Martin told The Chronicle that like the families of his colleague, he received just GHc10,00 from the $500,000 compensation.
Although Jammeh is quietly cooling off in Equatorial Guinea after his overwhelming 2016 electoral defeat, posterity and the law of karma are demanding justice for the lives he took away.
As a result, seven CSOs – Africa Centre for International Law and Accountability, Media Foundation for West Africa, The Protector of Sentiments Foundation (PoS), HRAC, Amnesty International Commonwealth Human Rights Initiative (CHRI) and the Centre for Democratic Development (CDD) – have formed a coalition by name ‘Jammeh to Justice’ to fight for justice of the families of the disappeared Ghanaians.
Dr. Kojo Asante, Director of Advocacy and Policy Engagement, CDD-Ghana, speaking at the premiering of the documentary, “The Massacre of Ghanaians in The Gambia: Justice in limbo,” called for legal action against Yahya Jammeh.
According to him, Jammeh must be brought to justice because he did not cooperate with the high-powered delegation sent to his country to investigate the matter.
Also, in 2019, a UN/ECOWAS team, which was tasked to conduct investigations into the murder, concluded that The Gambian government was not directly or indirectly complicit in the death and disappearance of the West Africans, but rather root elements in The Gambia security service was responsible.

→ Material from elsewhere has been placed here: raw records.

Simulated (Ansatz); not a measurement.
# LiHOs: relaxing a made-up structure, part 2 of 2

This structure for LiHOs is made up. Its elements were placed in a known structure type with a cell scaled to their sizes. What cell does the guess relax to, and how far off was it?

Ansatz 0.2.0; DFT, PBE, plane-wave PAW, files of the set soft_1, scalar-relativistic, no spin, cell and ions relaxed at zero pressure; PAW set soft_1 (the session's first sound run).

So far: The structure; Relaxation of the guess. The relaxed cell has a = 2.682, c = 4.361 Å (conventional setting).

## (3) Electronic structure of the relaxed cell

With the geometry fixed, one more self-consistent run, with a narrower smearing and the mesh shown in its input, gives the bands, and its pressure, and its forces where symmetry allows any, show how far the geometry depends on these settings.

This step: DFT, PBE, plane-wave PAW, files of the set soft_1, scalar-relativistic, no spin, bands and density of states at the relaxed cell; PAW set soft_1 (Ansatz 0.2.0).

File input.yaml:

However, new evidence developed by Human Rights Watch and Trial International, through interviews with more than two dozen former officials of The Gambian security forces, including officers directly involved in the incident, revealed that the jugglers, a notorious paramilitary unit, executed the migrants over seven days in various locations in The Gambia and neighbouring Senegal.
Yahya Jammeh, though out of office, victims of his 22-year rule have joined forces with National and international non-governmental organisations to demand accountability for the crime of his regime.
Dr Asante said the victims are adopting a model that was used to bring formal charges against the Chad dictator in Senegal in October 2017.